Williams began this campaign via his production company, i am OTHER, in 2015, with the stylish, 90s-obsessed teen-heist dramady Dope, which premiered at Sundance that year. This year, he has been a vocal production force—a non-silent partner, if you will—behind the major hit Hidden Figures. And this weekend, at the 2017 Sundance Film Festival, we will see the Acura-sponsored premiere of Roxanne Roxanne, a buzzy film about the 80s New York hip-hop scene and a female rapper who helped inspire the epic “Roxanne Wars,” as well as a slew of answer records.


This year, however, Williams will be sitting out the festival, staying home in Los Angeles, where he and wife, Helen Lasichanh, are awaiting the birth of their second child. “My producing partner Mimi Valdés and I pick stories that have a unique emotional sparkle and try as hard as we can to tell them vividly,” Williams told Vanity Fair via e-mail on the eve of Sundance. “Since we’re black, everything we do starts with color.”

Williams certainly has a remarkable track record. Nearly everything he’s touched in the past two decades or so—writing music, recording music, producing music, starring on television, starting fashion trends—has been successful: witness the ongoing box-office primacy of Hidden Figures, which beat out Rogue One for the top earning spot over the past weeks, for proof. “I think Hidden Figures is yet another testament that people are hungry for more unique stories based on universal themes,Williams wrote. “For so long there has been a narrow scope of archetypes, story lines, and locations all rehashed until people become desensitized.”

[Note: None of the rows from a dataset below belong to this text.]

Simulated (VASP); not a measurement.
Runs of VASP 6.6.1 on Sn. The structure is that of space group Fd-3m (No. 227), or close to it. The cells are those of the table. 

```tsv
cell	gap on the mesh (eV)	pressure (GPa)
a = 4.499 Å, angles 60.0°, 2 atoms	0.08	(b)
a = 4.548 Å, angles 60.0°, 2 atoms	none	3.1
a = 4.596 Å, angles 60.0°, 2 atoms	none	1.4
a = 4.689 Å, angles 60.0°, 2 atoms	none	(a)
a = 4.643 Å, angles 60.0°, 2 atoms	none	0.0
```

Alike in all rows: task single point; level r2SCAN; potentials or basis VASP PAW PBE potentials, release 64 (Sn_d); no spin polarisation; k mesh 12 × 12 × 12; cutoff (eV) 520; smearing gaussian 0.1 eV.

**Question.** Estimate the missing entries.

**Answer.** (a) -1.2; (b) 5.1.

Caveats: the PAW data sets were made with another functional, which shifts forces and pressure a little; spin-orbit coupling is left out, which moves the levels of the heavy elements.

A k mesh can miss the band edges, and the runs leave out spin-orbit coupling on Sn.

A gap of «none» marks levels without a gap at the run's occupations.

Williams and Valdés are actively seeking out and finding fresh material, though he wouldn’t give hints at what’s in their hopper beyond a broad reference to their diverse similarities. “I am very excited by the projects we are currently finding, cultivating, and those in production at the moment,” he says. “They’re all wildly different. The only thing that unites them is that they’re all OTHER.” These stories are key to Williams not only in understanding our shared American past, but in preparing for our uncertain future under the Donald Trump regime.

An outspoken critic of Trump (and supporter of Hillary Clinton) during the election, Williams had some strong advice for citizens wanting to move forward on the devastating eve of Trump’s inauguration: “It is time to galvanize. Recognize the strength in our numbers. Set each other free of what sets us apart, but celebrate the beauty in what make us different,” he wrote. “When we fight we are doing the work for them; when we work together the divisive work falls apart.”